That we do – which probably accounts for Allen’s relentless popularity.

Indeed, through the perplexing and quite often, poignant prism of his huge body of work – the bar of which has remained uncontestedly high throughout most of his career – we the audience, are subliminally reminded of our own doubts. Our own desires. Our very own, uncontested pangs of ridicule and remorse.

Not to mention the variant short-coming(s) of comedic sexuality. Comedic, simply because, whether it’s Alvy Singer himself, or an array of other fictitious characters; we, as film-goers, readers and society, can, and do, so very strongly relate to them all. Characters whom again and again, we meet ”throughout this book, and many more, male and female, all of them prismatic reflections of both of us and their creator, Woody Allen. Can we separate these fictitious folk from his life and our lives? Can he, especially when he plays most of them, or his real-life girlfriend does? As Alvy says of writing his first, rudimentary play in Annie Hall: ”You know, you always try to get things to come out perfect in art because, uh, it’s real difficult in life…” This book will examine the career-long tussle between the two.”

Lest it be said there are a menagerie of terrific one liners scattered throughout Woody Allen – Film By Film, which is another aspect that makes flicking through the pages, ever more inviting:

”My one regret in life is that I’m not someone else.”
”I believe that there’s an intelligence to the universe, except for certain parts of New Jersey.”
”I was born in the Hebrew persuasion but I converted to narcissism.”
”Drew Barrymore sings so badly, deaf people are afraid to watch her lips move.”
”My view of reality is that it’s a grim place to be… but it’s the only place you can get Chinese food.”

That said, there is, as previously mentioned, an in-depth quality to almost all of the writing contained herein; of which the following, from the chapter ‘Themes, Styles and Motifs’ is a most pertinent example: ”What typifies Woody Allen’s films is their remarkable facility for toggling between past and present, slipping into different modes with a smooth economy and narrative precision. Despite these huge leaps of logic, the audience are rarely left wondering: ”What just happened?” or ”Is this a dream sequence?” or ”Wait, how is he talking to his mother?” There is never any need for wobbly visual dissolves,special effects or Twilight Zone-style music to signal this alternate mode. And Woody can do it in any genre or tone: Midnight in Paris, Annie Hall, Crimes and Misdemeanors, Another Woman – in all these films, characters wonder the rooms of their past and interact with other characters to comic, philosophical or tragic effect. The weird thing is that it never, not for a second, feels weird at all.”

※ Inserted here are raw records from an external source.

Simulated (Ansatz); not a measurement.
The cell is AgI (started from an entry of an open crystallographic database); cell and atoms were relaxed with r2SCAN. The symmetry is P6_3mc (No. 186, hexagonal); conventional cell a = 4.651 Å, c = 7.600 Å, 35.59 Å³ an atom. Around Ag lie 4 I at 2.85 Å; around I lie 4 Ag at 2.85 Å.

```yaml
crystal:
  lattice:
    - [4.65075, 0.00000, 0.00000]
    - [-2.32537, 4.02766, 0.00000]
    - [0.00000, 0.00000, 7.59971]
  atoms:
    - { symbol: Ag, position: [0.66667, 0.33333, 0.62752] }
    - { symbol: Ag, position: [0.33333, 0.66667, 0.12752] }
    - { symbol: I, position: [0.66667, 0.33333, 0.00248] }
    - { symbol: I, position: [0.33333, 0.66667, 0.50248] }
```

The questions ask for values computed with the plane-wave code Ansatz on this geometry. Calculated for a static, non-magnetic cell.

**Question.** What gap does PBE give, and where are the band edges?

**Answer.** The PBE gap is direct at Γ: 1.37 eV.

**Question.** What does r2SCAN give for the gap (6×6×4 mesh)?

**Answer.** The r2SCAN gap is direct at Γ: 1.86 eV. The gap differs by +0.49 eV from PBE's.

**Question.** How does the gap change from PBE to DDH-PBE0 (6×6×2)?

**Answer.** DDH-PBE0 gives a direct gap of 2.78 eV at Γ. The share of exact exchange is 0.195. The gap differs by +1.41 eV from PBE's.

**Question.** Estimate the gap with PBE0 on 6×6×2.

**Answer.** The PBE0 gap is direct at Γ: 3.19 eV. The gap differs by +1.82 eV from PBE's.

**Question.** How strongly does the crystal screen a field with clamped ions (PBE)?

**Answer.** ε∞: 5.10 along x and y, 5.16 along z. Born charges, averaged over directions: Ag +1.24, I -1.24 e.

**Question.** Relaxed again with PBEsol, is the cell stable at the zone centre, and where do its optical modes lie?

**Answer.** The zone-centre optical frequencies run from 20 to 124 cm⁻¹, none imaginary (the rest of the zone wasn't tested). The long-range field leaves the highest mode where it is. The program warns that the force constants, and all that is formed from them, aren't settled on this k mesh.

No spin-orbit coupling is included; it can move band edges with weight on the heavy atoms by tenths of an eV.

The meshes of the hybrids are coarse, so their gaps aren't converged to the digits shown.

Compartmentalized into five specific sections, the book is made up of the five decades in which Woody Allen has been making films. Starting with the 1960s (with What’s New Pussycat in 1965) and concluding with the 2000s (by way of 2015’s Irrational Man), this nigh un-put-down-able, absolutely superb book, is a resolute MUST for any discerning, serious fan or admirer of Allen’s work.

Woody Allen – Film By Film is quite possibly the next best thing to a new release; the one difference being, you can both enjoy and refer to it, at random and at will.

David Marx

The New York Nobody Knows


The New York Nobody Knows –
Walking 6,000 Miles in the City
By William B. Helmreich
Princeton University Press – £19.95

In 2009, Running Press published New York 400, a visual history of America’s, if not the world’s, greatest city – to commemorate the 400th Anniversary of Henry Hudson’s arrival along the river that continues to bear his name. It’s a fascinating book that alluringly invites one to investigate the Big Apple from that of a visual perspective.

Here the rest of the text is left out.